Also as an adult I see a correlation to success and collegiate sports. We have hired MANY former collegiate athletes and they tend to be the more successful people at my job. Some people who look "better on paper" have not been nearly as adaptable and successful as the student athletes we have hired. So anecdotally I see the value of athletics even after your competitive days are over.
 
My daughter is a 10 yo level 7. She has distant hopes for a college scholarships but she has never had any desire to be elite. As a family we would never pursue that either. She loves the sport of gymnastics. She loves her coaches and her friends at gymnastics. That is all that matters. When that goes away she can find something else.

My boys both do sports. They are not candidates for college scholarships. They certainly will not go pro.

As a human it is our nature to want to challenge ourselves physically and mentally to be our best. And that is what sports do for us.

The skills and life lessons we learn from athletics or other hobbies make us a well rounded person.

That is why my daughter does gymnastics. Not for the glory or fame or to be the top gal in her sport. But bc she loves it.
 
I re-read your questions, and I am not sure what you are asking. I guess, is the time & money dedicated to the sport at the higher levels worth it? This is so individual, and based on your family structure and resources. I can imagine many situations where the family simply cannot support it because they literally do not have the means.

Is "she enjoys it" enough? Depends on what you mean by "enjoy". At the higher levels, there is a level of dedication required that I feel it goes beyond "enjoy". Passion. From the gymnast, not the parents. Drive, ambition, pushing themselves to see what's possible. Can they meet these needs in other ways? Probably, but I imagine there will still be sacrifice required no matter where their passion lies. Kids who simply "enjoy" it, tend to find they enjoy other things even more, like having a social life and going to regular school and going on vacations. And they retire when they hit that point.

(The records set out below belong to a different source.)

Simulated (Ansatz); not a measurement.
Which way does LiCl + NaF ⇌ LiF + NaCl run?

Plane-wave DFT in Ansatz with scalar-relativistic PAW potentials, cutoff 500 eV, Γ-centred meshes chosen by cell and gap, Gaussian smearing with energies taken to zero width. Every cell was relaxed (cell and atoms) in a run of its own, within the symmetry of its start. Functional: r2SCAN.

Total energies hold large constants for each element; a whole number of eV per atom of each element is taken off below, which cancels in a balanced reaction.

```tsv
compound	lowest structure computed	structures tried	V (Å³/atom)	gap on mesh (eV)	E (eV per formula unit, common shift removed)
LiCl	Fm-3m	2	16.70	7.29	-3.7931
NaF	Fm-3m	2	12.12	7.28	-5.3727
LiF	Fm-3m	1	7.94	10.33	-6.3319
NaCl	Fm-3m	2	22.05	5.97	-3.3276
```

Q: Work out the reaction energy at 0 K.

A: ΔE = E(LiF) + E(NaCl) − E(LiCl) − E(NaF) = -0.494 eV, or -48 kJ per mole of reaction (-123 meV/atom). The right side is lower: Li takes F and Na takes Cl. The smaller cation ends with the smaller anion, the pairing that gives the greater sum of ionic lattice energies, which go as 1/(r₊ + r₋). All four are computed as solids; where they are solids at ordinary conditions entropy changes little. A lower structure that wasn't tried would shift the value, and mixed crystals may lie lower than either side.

Personally, when I've found myself wanting my kids to quit, it was out of fear due to an injury. But the question for me was, can I forbid their passion because of my fear? I could - I'm the parent and decider. But should I? Once they fall in love with the sport, you will be taking something away from them by asking them to quit. No one can tell if that decision is ultimately right or wrong. You do what's best for the family, and hope things turn out OK.
 
Almost 13 yr old L8.
No big college dreams even. And given the current state and situation I’m beyond good with this.

Why. She likes it. We are fortunate to be able to give her the opportunity. She likes her tribe/team. She is beyond strong. One of the best female athletes in her school district. She has learned so much. About patience, hard work, time management, facing challenges and commitment. She is a high honor roll student and part of that is because all gymnastics and her coaches have taught her about effort and hard work.

She has a good balance of sports, school and other friends and activities.

Are there things my husband and would rather do with our time? Sure but this is parenting, kids take up our time. We signed up for it. I’m positive I’ll be missing her like crazy in 6 yrs.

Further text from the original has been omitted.